EUTG advises council to support Deepwater

Mon, 11/12/2012 - 3:30pm

At a special meeting Friday, November 2, the Electric Utilities Task Group discussed a recommendation to the Town Council for the Deepwater Wind project, as part of the U.S. Army Corps of Engineers public comment period.

The letter says that Deepwater “should provide significant economic and environmental benefits to Block Island.” It goes into a cost analysis of the economic benefts, and also briefly discusses other alternatives to Deepwater that have not been implemented “in part because of the high costs associated with them.”

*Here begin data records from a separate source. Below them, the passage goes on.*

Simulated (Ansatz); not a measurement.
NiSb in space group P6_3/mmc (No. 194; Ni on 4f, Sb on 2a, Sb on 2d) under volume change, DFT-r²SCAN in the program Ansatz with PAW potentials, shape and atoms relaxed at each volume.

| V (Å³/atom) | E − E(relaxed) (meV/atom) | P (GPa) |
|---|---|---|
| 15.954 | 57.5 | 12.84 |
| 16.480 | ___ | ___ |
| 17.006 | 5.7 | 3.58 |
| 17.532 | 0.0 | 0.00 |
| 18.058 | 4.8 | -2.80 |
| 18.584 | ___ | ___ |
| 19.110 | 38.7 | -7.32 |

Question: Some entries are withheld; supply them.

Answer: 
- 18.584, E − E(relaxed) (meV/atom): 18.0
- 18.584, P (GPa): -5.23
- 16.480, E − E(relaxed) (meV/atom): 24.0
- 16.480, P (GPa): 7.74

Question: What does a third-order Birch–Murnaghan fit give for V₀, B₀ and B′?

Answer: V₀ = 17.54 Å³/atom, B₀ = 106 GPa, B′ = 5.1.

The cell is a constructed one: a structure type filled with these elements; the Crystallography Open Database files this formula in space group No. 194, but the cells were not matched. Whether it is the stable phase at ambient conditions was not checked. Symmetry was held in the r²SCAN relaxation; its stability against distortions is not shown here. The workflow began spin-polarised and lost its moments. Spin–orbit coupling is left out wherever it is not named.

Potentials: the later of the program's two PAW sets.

Currently, Deepwater is in the final stages of its permitting process, and open applications to the Army Corps and the R.I. Coastal Resources Management Council mean reams of public documentation and open public comment periods for both.

As the task group is advisory to the council, the EUTG provided a letter that outlined the potential environmental and economic impacts of Deepwater’s five 6-megawatt turbines planned off the island’s southern coast — and the council will decide on the final comment to be sent to the Army Corps.

The letter reads in part: “the overall cost of electricity on Block Island will drop from 54 cents/kWh (at current fuel charges) to 31 cents per kilowatt hour, a 40 percent savings... There will also be significant environmental benefits from the DWW wind project. Nearly all of Block Island’s electricity will come from the wind farm and will be emission-free.”

At the meeting, members discussed the details of the draft, but also entered into a lengthy discussion after audience member Chris Warfel posed questions about alternative options for the town, the project’s longevity and what would happen after the project’s electric cable to the mainland reached the end of its lifespan.

“There’s a lot of things economically that say there’s another path that would be better for the island. I worry a lot about the cost of replacing the cable,” he said.

EUTG chair Barbara MacMullan agreed with Warfel that such questions are ones that should be asked, but also noted that they are not in the scope of this particular comment period.

“We will have an opportunity to benefit from this cable if the Deepwater project goes forward,” said MacMullan. “But that doesn’t mean that we should say ‘great, we don’t have to think about this for the next twenty years’... but I think those discussions — which we’ve been having over the years — are outside of the scope of what this document is.”

While the comments to the council remain largely in favor of Deepwater, group member John Warfel also requested that the group add another cautionary statement, acknowledging that there are some unknown factors in the project.

“I’m sure there are downsides we don’t know about,” said John Warfel. “There are a lot of unknowns. We can’t truly predict what’s going to happen.”

Members agreed to add into the letter a statement acknowledging that, “the Town may wish to comment on other factors we have not considered, such as the effects of being tied to the mainland grid.”